State v. Jeffrey S. Clemons, 2020AP1450-CR, 9/6/23, District III (one-judge decision; ineligible for publication); case activity (briefs not available).

Applying an almost-insurmountable standard of review, COA concludes there was sufficient evidence to support the circuit court’s finding that Clemons violated an obstructing ordinance.

First, the somewhat bizarre facts. Clemons initially reported to police that he was being chased by his ex-wife and her daughter in violation of a restraining order. (¶2). The two women were interviewed by police and said that they were the pursued, not the pursuers. (Id). Police resolved the credibility contest in Clemons’ favor and cited both women with obstruction. (Id.). At trial, however, Clemons changed his story. (¶3). The State dropped the charges against his ex-wife and her daughter and filed a misdemeanor obstructing charge against Clemons (later reduced to an ordinance violation).(¶4).

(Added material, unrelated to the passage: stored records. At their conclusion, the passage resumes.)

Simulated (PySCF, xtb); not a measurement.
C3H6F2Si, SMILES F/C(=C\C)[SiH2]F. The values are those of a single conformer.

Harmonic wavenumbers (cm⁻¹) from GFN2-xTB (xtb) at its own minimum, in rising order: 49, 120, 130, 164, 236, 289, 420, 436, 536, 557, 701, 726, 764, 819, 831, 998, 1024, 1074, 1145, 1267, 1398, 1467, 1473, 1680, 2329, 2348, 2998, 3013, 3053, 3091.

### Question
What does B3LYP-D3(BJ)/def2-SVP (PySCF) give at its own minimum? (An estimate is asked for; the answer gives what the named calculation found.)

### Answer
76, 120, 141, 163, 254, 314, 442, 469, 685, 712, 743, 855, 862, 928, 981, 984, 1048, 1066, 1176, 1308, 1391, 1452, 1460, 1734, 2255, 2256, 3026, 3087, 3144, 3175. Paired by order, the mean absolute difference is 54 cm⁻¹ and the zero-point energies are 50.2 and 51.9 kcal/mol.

COA assesses the evidence at the bench trial in context of the jury instruction for criminal obstructing, as the ordinance in question has adopted those elements. (¶6). The dispositive “lie” appears to have been where Clemons purchased a Harley-Davidson bike; as he later changed that portion of his story at trial–and the officer testified that he relied on Clemons’ initial statements when investigating his claims about a restraining order violation–COA concludes there was sufficient evidence Clemons obstructed the officer’s investigation. (¶11). Given the standard of review, COA rejects Clemons’ arguments asking it to reweigh the credibility of the competing witnesses. (Id.). Likewise, it holds the State was not required to prove Clemons actually knew that his conduct would obstruct the officer as inferential proof is sufficient and there was adequate proof to support such an inference in this case. (¶12).